Sandro Castro, the grandson of the dictator Fidel Castro, has once again turned the daily misery of Cubans into a source of laughter.
In a reel posted on Instagram, the self-proclaimed "content creator" appeared characterized as his character Vampirach, hanging the supply booklet around his neck as if it were an amulet or an absurd piece of jewelry, sarcastically naming it “the diary of a vampire.”
To complete the grotesque scene, the provocative bitongo showed off a red underwear patterned with a Santa Claus dog, which he calls "Barbatruco", one of the many popular nicknames of his grandfather, the man who imposed rationing in Cuba over six decades ago.
The image is striking: while millions of Cubans continue to rely on that grimy notebook to receive half a kilo of rice, a pound of sugar or a stale loaf of bread, the grandson of the "inventor" of the ration book turns it into a humor accessory.
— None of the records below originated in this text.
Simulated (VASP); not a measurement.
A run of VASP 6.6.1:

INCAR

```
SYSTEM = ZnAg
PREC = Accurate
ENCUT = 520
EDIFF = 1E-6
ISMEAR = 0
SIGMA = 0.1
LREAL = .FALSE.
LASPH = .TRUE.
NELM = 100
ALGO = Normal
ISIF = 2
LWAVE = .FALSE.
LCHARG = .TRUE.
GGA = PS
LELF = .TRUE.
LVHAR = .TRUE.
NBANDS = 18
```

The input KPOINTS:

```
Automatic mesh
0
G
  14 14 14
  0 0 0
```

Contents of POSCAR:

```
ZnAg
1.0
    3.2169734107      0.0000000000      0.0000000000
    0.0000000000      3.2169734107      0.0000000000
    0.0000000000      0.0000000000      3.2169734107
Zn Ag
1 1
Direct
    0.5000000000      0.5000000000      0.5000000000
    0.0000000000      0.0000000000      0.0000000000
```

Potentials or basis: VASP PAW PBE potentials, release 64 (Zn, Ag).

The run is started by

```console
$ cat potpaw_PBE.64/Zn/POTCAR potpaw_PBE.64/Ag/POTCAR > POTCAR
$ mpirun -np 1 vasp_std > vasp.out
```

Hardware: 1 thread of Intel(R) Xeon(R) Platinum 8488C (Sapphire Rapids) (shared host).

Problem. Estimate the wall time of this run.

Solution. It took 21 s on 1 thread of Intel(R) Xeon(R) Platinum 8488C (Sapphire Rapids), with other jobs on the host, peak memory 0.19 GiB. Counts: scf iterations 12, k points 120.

The document that symbolizes endless lines, discussions at the grocery store, and anguish over food shortages for families, is nothing more than a “prop” in his digital vampire parody.
Since 1962, the ration card has become a collective burden. Every month, Cubans resign themselves to waiting in line at state stores, where they face the ritual of scarcity: rice infested with weevils, poorly fermented bread, adulterated oil, sugar that is never enough, beans that arrive late, and the almost mythical coffee delivery, along with chicken and fish, which many cannot remember having received in years.
For most people, this system does not guarantee "equality," as Castro preached, but rather misery that is poorly distributed and even worse managed. This is why it is so infuriating that his grandson, shielded by the privileges of his last name, feels free to mock him with complete impunity.
Sandro doesn't wait in lines under the blazing sun, doesn't argue with storekeepers who distribute fewer grams than assigned, nor does he keep notes in his notebook about months without receiving a product. For him, the notebook is an exotic item, a museum relic that he can joke about in front of his Instagram camera.
The contrast is cruel: while a Cuban mother calculates how to stretch the two pounds of rice she was given to feed her three children, Sandro Castro records himself laughing and displaying the document that symbolizes that torment.
And he does it with a pair of underwear called “Barbatruco,” in an explicit mockery of his grandfather, but above all, of the people who still suffer the legacy of that dictator.
Sandro's social media has turned into a gallery of triviality and provocations: ostentatious parties, luxury cars, mediocre songs, and grotesque antics. But this video with the notebook surpasses triviality and borders on political obscenity.
It is the exhibition of absolute disdain from a family that has never waited in line to buy bread, which does not know what it means to wait hours for a liter of oil, nor what it is to give a child an improvised breakfast with watered-down coffee because there is no milk.
The notebook, with its worn pages and crossed-out lines, remains the only document that guarantees Cubans a handful of food each month. Turning it into a joke is, in itself, an affront.
And for the grandson of the man who enforced it to be the one ridiculing it, transforming it into a "vampire diary" and hanging it up as an accessory, is a cruel irony that can only exist in real Cuba: a country where hunger is an everyday reality and the heirs of power can laugh heartily about it.
The reel by Sandro Castro is not just a grotesque gesture; it is the confirmation of an abyss. On one side, the majority of Cubans condemned to live with the ration book as their monthly burden. On the other, the descendants of the elite, who can afford to wear it as a disguise and laugh at the hunger of others, without fear of consequences or official criticism.
In today's Cuba, misery continues to be a state policy, and the sarcasm of the privileged is part of the spectacle.